"...Oh, once in your life you find someone
Who will turn your world around
Bring you up when you're feeling down...
Oh, nothing could change what you mean to me
Oh there's a lot that I could say
But just hold me now
Cause our love will light the way..."
- Bryan Adams
I think I'm losing it…but in a very peaceful kind of way. I was on my way up to "the college" this morning, listening to The Diane Rehm Show and a discussion of terrorism when they broke for station identification. When it comes to car radio listening habits, my love for pop music is second only to NPR (National Public Radio), but just barely.
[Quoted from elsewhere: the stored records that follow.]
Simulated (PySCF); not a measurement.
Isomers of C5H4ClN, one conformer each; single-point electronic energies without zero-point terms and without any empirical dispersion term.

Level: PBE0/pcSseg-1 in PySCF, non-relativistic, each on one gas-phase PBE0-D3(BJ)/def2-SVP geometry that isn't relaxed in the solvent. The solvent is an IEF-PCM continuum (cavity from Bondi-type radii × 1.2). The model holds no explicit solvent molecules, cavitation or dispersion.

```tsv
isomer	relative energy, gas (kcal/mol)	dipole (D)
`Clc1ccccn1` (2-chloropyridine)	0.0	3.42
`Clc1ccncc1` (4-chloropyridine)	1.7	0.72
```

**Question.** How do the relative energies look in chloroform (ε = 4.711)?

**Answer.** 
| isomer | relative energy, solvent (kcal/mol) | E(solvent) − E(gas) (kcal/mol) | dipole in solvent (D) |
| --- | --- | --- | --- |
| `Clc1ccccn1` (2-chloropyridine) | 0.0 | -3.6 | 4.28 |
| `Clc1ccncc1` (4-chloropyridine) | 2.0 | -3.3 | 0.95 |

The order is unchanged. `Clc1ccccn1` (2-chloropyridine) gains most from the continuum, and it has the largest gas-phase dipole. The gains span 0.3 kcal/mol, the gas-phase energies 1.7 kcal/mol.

Perhaps this time-evolved preferential hierarchy has something to do with my insatiable hunger to hear my sister, NPR reporter Nancy Mullane's voice leading listeners through one of her riveting stories on social reform or urban responsibility. Nancy's pieces can be found scattered randomly throughout NPR's program offernings and we never know when they will appear...so we listen, and listen, and listen. And in the process, we become informed global citizens. But no matter how much I love public radio, I am always secretly thrilled for the opportunity to push preset-button #2 and enter the world of soft rock/folk/adult acoustic radio. I don't worry that I will miss anything by changing stations, since I already know and appreciate the philanthropy of the John D. and Catherine T. MacArthur Foundation, and their support of "this and other public radio programs."
I switch stations and within a heartbeat, I am bathed in Yanou's clear, sweet remix of Bryan Adams' beautiful "Oh, thinking about all my younger years..." immersed in her version "Heaven" and thrown back to thinking about my own younger years…but only for the briefest moment because suddenly I find myself deep in thought about my spiritual life today. And today this song, like many love songs of late, speaks to me about my love for Jesus Christ...the impact of his life on my life, and his timeless message in my heart.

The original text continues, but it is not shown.